Current API Behavior

// API Request (current - problematic)
POST /api/users/watched-items
{
  "itemName": "Milk",
  "category": "Dairy & Eggs"  // ❌ String
}

// Service performs string lookup
const categoryRes = await client.query(
  'SELECT category_id FROM categories WHERE name = $1',
  [categoryName]  // ❌ String matching on every request
);

// Then uses ID internally
INSERT INTO master_grocery_items (name, category_id) VALUES ($1, $2)

Migration Plan

Phase 1: Add Category Discovery (Non-Breaking)

Duration: 2-3 days Risk: Low Breaking: No

1.1. Create Categories API Route

File: src/routes/category.routes.ts (new file)

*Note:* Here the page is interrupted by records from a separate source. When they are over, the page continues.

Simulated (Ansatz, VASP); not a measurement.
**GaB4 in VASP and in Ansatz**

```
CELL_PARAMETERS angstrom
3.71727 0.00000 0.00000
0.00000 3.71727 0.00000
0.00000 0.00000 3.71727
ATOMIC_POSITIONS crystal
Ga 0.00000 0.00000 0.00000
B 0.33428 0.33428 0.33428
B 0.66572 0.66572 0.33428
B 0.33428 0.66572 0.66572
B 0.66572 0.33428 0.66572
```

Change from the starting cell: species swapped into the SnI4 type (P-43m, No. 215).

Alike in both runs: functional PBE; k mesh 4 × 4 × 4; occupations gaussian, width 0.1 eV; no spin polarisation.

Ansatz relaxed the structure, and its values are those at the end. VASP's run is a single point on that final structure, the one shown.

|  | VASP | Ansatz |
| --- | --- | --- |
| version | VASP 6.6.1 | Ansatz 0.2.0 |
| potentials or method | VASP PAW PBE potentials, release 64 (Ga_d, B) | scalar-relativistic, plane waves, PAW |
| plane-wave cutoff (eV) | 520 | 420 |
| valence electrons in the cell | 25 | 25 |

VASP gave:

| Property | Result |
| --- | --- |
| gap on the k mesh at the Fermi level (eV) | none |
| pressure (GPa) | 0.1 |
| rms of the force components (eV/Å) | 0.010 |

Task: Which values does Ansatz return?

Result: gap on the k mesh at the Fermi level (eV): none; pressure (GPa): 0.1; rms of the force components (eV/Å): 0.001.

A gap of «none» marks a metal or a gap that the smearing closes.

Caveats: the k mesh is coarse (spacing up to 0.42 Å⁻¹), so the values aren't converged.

// src/routes/category.routes.ts
import { Router } from 'express';
import { CategoryDbService } from '../services/db/category.db';
import { asyncHandler } from '../middleware/asyncHandler';
import { getLogger } from '../services/logger.server';

const router = Router();
const logger = getLogger();

/**
 * @swagger
 * /api/categories:
 *   get:
 *     summary: List all available grocery categories
 *     tags: [Categories]
 *     responses:
 *       200:
 *         description: List of categories
 *         content:
 *           application/json:
 *             schema:
 *               type: object
 *               properties:
 *                 success:
 *                   type: boolean
 *                 data:
 *                   type: array
 *                   items:
 *                     type: object
 *                     properties:
 *                       category_id:
 *                         type: integer
 *                       name:
 *                         type: string
 */
router.get(
  '/',
  asyncHandler(async (req, res) => {
    const categories = await CategoryDbService.getAllCategories(logger);

    res.json({
      success: true,
      data: categories,
    });
  }),
);

/**
 * @swagger
 * /api/categories/{id}:
 *   get:
 *     summary: Get a specific category by ID
 *     tags: [Categories]
 *     parameters:
 *       - in: path
 *         name: id
 *         required: true
 *         schema:
 *           type: integer
 *     responses:
 *       200:
 *         description: Category details
 *       404:
 *         description: Category not found
 */
router.get(
  '/:id',
  asyncHandler(async (req, res) => {
    const categoryId = parseInt(req.params.id);
    const category = await CategoryDbService.getCategoryById(categoryId, logger);

    if (!category) {
      return res.status(404).json({
        success: false,
        error: 'Category not found',
      });
    }

    res.json({
      success: true,
      data: category,
    });
  }),
);

/**
 * @swagger
 * /api/categories/lookup:
 *   get:
 *     summary: Lookup category by name (for migration support)
 *     tags: [Categories]
 *     parameters:
 *       - in: query
 *         name: name
 *         required: true
 *         schema:
 *           type: string
 *     responses:
 *       200:
 *         description: Category found
 *       404:
 *         description: Category not found
 */
router.get(
  '/lookup',
  asyncHandler(async (req, res) => {
    const name = req.query.name as string;

    if (!name) {
      return res.status(400).json({
        success: false,
        error: 'Query parameter "name" is required',
      });
    }

    const category = await CategoryDbService.getCategoryByName(name, logger);

    if (!category) {
      return res.status(404).json({
        success: false,
        error: `Category '${name}' not found`,
      });
    }

    res.json({
      success: true,
      data: category,
    });
  }),
);

export default router;

1.2. Create Category Database Service

File: src/services/db/category.db.ts (new file)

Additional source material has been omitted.